Matter of Paul v Thelusma
2023 NY Slip Op 03791 [218 AD3d 586]
July 12, 2023
Appellate Division, Second Department
Published by New York State Law Reporting Bureau pursuant to Judiciary Law § 431.
As corrected through Wednesday, September 6, 2023


[*1]
 In the Matter of Miltonne Marie Paul, Respondent,
v
Wilkens Thelusma, Appellant. (Proceeding No. 1.) In the Matter of Wilkens Thelusma, Appellant, v Miltonne Marie Paul, Respondent. (Proceeding No. 2.)

Salvatore C. Adamo, New York, NY, for appellant.

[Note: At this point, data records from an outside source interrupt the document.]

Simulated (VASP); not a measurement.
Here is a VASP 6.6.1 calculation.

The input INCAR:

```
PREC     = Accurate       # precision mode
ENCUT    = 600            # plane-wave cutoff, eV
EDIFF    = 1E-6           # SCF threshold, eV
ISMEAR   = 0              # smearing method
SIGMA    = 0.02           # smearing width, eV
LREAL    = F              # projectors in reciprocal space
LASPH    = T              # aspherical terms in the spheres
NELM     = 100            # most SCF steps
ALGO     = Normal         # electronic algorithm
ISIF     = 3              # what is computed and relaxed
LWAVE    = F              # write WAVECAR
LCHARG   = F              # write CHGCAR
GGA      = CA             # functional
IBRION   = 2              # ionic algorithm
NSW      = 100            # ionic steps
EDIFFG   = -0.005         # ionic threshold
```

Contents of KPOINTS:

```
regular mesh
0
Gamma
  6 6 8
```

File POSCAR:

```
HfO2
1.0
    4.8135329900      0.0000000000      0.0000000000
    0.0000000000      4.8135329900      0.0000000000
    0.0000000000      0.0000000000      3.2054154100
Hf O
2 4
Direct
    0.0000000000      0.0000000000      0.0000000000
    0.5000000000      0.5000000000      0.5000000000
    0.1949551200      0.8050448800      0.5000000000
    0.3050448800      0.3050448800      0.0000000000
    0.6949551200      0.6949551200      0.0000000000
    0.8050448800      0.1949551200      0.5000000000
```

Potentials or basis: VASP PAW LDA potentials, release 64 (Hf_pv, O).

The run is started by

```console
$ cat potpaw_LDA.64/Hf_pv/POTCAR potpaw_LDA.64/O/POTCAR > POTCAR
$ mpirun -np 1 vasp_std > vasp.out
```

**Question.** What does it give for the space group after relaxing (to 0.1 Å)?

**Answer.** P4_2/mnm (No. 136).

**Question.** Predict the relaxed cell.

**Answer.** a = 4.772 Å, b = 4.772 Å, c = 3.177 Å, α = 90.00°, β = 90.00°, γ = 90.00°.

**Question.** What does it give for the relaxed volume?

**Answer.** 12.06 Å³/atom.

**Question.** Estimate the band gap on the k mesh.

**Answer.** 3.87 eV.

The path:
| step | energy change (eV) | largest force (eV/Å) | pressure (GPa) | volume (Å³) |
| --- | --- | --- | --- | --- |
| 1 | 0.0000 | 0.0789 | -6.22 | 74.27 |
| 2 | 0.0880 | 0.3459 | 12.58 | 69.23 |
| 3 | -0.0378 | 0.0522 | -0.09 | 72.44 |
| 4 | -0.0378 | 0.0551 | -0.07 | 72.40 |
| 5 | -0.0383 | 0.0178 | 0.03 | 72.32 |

In a proceeding pursuant to Family Court Act article 4, the father appeals from (1) an order of the Family Court, Suffolk County (Paul M. Hensley, J.), dated November 24, 2020, and (2) an order of commitment of the same court dated November 30, 2020. The order dated November 24, 2020, denied the father's objections, in effect, to an order of the same court (Kathryn L. Coward, S.M.) dated October 1, 2020, made after a hearing, dismissing his petition for a downward modification of his child support obligation. The order of commitment, in effect, confirmed findings of fact and an order of disposition of the same court (Kathryn L. Coward, S.M.), dated September 29, 2020, and October 1, 2020, respectively, made after a hearing, finding that the father willfully violated a prior order of child support, and committed him to the custody of the Suffolk County Correctional Facility for a period of six months unless he paid the purge amount of $30,000.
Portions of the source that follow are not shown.